A 2021 study by the Pew Research Center found that most Americans who were old enough to recall the day remember where they were and what they were doing when they heard the country was under attack. However, an increasing number of Americans have no recollection of that horrific day, because they were either too young or were not yet born.

Cardinal Dolan said that in remembering the terrorist attacks, Americans should also reflect on Sept. 12, 2001, when Americans came together, he said, to console and recover.

The pastor of St. Peter’s Church, which previously stood in the shadow of the World Trade Center and served as a rescue and recovery site, Cardinal Dolan said, told him that marking 9/11 “is very, very important.”

Cardinal Dolan said the pastor shared with him why in the story of that terrible day, “9/12 is even more important.”

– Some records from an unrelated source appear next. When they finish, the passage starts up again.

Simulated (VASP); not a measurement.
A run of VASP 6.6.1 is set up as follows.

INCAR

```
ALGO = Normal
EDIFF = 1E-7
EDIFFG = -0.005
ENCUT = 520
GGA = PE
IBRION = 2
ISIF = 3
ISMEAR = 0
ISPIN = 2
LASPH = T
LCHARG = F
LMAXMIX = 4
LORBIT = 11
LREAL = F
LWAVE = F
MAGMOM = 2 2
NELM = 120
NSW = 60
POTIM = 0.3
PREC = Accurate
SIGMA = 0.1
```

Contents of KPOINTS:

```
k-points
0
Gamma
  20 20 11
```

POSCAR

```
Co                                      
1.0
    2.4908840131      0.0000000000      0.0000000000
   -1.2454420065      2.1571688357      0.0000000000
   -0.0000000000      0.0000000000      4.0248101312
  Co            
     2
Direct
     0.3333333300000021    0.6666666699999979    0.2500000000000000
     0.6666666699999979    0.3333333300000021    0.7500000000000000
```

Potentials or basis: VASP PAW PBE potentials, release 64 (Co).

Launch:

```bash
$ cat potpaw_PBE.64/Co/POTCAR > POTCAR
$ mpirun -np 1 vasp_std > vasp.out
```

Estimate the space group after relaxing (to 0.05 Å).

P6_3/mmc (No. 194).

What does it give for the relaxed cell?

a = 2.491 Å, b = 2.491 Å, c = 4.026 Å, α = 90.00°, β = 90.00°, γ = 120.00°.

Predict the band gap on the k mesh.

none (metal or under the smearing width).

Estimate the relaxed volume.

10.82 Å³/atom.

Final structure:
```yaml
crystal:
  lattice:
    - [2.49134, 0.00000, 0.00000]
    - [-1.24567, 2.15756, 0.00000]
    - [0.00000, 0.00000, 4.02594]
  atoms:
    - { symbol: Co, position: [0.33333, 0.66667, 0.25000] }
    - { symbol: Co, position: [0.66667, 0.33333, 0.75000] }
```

“I said, ‘What do you mean by that?’ He said, ‘Well, that’s the day we took a deep breath and started to rebuild and renew and console each other. That’s the day we started kind of looking inward and looked outward. That’s the day we just said, we got work to do,’” Cardinal Dolan recalled. “And he said, ‘really, everything after that has been part of 9/12.’ And I thought, ‘My, oh my, how perceptive.’”

An annual commemoration ceremony took place at the 9/11 Memorial Plaza in New York to read aloud the names of those killed in the 9/11 attacks and in the 1993 World Trade Center bombing, with similar memorial events at other sites.